Friday, May 24, 2013

Nation & World

The Kingdom of Christ

A bold new take on the historical Jesus raises questions about a centuries-long quest

By Jay Tolson
Posted 4/9/06

The story sounds almost familiar. On the night he was betrayed, Jesus of Nazareth, considered the rightful king of Israel by his growing following, came together with his Council of Twelve on the upper floor of a Jerusalem guesthouse. It was Wednesday, not Thursday, and so the supper they shared was a normal Jewish meal with leavened bread, not a Passover Seder with matzos. Before eating the meal, which he declared would be his last with the disciples until the coming of the Kingdom of God, Jesus blessed it in the usual Jewish fashion, giving thanks for the wine and then the bread. Afterward, Jesus washed the feet of his disciples and then announced that one of them would betray him. Judas Iscariot promptly left, triggering the events that would lead to Jesus's Crucifixion the following day.

This account, much of which comes from the New Testament, conforms in certain respects with the traditional Christian story of the Last Supper. In important ways, however, it does not. According to tradition, the Last Supper was a Passover meal, so it would have taken place on Thursday evening, the day before Good Friday. And, significantly, according to tradition, Jesus would have initiated the ceremony that came to be known as the Eucharist, asking his disciples to eat the bread as his body and to drink the wine as his blood in remembrance of his sacrifice. To leave out this crucial innovation, or to have Jesus offer a standard Jewish blessing, is to tell a vastly different story. It is to put aside the "Christ of faith" and to join the centuries-old search for the "Jesus of history."

The investigator in this case is James Tabor, a professor of religious studies at the University of North Carolina-Charlotte. And his provocative new book, The Jesus Dynasty: The Hidden History of Jesus, His Royal Family, and the Birth of Christianity, takes the search for the historical Jesus to a bold--some would even say fanciful--new level. According to Tabor, Jesus, in partnership with his cousin John the Baptizer, saw himself as the founder not of a new religion but of a worldly royal dynasty. Fulfilling ancient prophecies, the dynasty, descended from King David, was destined to restore Israel and guide it through an apocalyptic upheaval culminating in the Kingdom of God on Earth. And all of this was to happen not in the distant or metaphorical future but in the very time in which they lived. Although their message was one of peaceful change, Jesus knew that he and John had aroused the suspicions of the native Herodian rulers of Palestine as well as their Roman overlords. To carry out his work, Tabor says, Jesus had established a provisional government with 12 tribal officials and named his brother James--not Peter, as traditional Christianity holds--as his successor. And indeed, according to Tabor, James later became the leader of the early Christian movement.
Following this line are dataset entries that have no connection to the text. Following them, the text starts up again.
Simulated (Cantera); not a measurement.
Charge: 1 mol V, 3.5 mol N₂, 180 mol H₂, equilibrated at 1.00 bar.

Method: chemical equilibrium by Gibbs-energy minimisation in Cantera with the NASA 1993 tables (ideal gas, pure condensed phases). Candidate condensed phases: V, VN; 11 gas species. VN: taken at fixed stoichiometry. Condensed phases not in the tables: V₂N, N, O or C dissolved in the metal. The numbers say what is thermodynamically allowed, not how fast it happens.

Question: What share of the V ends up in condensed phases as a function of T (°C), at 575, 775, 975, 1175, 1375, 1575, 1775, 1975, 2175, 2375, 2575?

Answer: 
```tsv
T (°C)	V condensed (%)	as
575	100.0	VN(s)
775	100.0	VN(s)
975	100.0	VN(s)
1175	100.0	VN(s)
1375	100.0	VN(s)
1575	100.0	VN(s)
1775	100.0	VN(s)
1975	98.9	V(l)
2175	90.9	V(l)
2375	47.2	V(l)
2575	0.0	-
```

Hidden story. This alternative story of the birth of Christianity--including Jesus's quite worldly dynastic ambitions and the crucial role played by James and other members of Jesus's family--survives in the shadows of the New Testament, Tabor argues, but it was obscured in the version of Christianity that ultimately prevailed. Now, though, partly thanks to important archaeological finds, Tabor believes that this hidden story can be recovered. "Properly understood," he writes, "it changes everything we thought we knew about Jesus, his mission, and his message."